I have to say that I was sad to see Ashley S and her crazy go because of the entertainment it provides. However, it needed to be done.

I thought Kelsey was so sweet before, but now I saw a side to her that I really don’t like. She was so negative on the camping date and super fake when she actually talked to Chris. She said something like “I’m from Michigan and that is where you should go for a lake not this hell hole.” Then she got stung by a bee, which she deserved! I feel like a good quality of a person is to make the most out of every situation even if it is not ideal for you. She just complained, judged and was a pouty baby, and that is not attractive at all. I believe that Chris will discover this at some point.

I liked the one on one date Chris had with Jade. She is not as outgoing as the other girls but seems to be really authentic and special. I could see how she might be a good match for Chris. But I was a little disgusted by the shameless plug for the Cinderella movie. That was just way more advertising than was needed. I mean, half the show seemed to be devoted to publicizing that damn Cinderella movie!

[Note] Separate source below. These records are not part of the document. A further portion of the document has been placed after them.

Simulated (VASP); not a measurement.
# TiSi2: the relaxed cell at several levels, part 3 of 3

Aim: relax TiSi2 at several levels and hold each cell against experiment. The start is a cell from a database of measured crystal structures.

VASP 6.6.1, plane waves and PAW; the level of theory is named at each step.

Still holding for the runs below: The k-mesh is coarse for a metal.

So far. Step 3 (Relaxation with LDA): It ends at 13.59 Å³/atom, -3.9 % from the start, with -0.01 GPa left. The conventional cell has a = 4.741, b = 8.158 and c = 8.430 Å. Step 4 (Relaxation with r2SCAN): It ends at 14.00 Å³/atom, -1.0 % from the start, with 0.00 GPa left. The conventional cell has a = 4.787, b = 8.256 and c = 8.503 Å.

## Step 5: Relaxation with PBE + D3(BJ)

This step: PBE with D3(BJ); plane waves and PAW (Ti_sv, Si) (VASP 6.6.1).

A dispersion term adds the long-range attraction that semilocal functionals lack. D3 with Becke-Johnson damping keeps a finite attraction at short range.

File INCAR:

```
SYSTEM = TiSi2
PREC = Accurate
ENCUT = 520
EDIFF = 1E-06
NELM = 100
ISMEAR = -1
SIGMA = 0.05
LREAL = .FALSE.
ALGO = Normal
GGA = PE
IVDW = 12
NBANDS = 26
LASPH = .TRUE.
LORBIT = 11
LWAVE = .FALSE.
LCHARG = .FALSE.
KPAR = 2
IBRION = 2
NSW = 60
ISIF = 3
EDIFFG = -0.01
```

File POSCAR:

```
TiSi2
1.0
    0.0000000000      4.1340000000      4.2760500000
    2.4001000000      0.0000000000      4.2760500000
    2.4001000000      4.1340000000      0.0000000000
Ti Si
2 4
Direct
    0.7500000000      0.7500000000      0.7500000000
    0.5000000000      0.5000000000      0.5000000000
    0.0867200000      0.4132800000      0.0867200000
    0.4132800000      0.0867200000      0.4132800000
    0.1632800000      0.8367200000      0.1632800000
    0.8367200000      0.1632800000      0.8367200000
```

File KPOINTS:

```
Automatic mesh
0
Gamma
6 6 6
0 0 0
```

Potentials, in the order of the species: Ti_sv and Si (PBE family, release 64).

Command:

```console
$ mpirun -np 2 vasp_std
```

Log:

Now for the theme for today:

I started thinking about the idea of faith when Britt brought up some things to Chris before the rose ceremony. She seemed to question his intentions saying he was validating inappropriate behavior by giving Kaitlyn a rose on the camping date (because she took off her suit bottoms at the lake). I can actually see why Chris would be upset with this accusation when Britt wasn’t there and she doesn’t know what Chris sees when he is alone with other girls. I didn’t like that Kaitlyn took off her suit at the time and thought it was inappropriate. But then when I saw her conversation with Chris I could see that she had some great qualities and that there was a good connection with Chris. That girl cracks me up more than anyone else and has a good personality. Maybe the skinny-dipping was more her silliness than trying to get attention. Usually I always think when girls do that they are trying to get attention but it could have been different with her who knows? All I know is that I completely forgot about her taking off her suit when I saw her with Chris and maybe he forgot too because it wasn’t as important as who she really is deep down. So, I think Britt should have more faith in herself and her connection with Chris that she doesn’t need to question Chris’ relationship with other girls compared to her. She started getting insecure since she hadn’t talked to him all week and I think made a choice to talk to him out of fear. It didn’t set well with him. The lesson here is to focus on what you can do which is be yourself and the rest will work itself out. Focus on what you see with the guy you are dating right in front of you and they will reveal their true selves too. Expect the best until you are given a reason to expect something else.

I also think Ashley I. could work on having more faith in herself. She seems so childish and insecure. She is always so concerned about what Chris thinks of her and feels she has to explain herself to him instead of just being confident in who she is. When you are self-assured the guy you are dating will see the real you. It is when you act false or give another impression of yourself that they won’t understand you. She was so worried after telling him she was a virgin and then he still gave her a rose. I know it is natural to second-guess yourself when you really like someone but she takes this to a whole new level. Relax girl!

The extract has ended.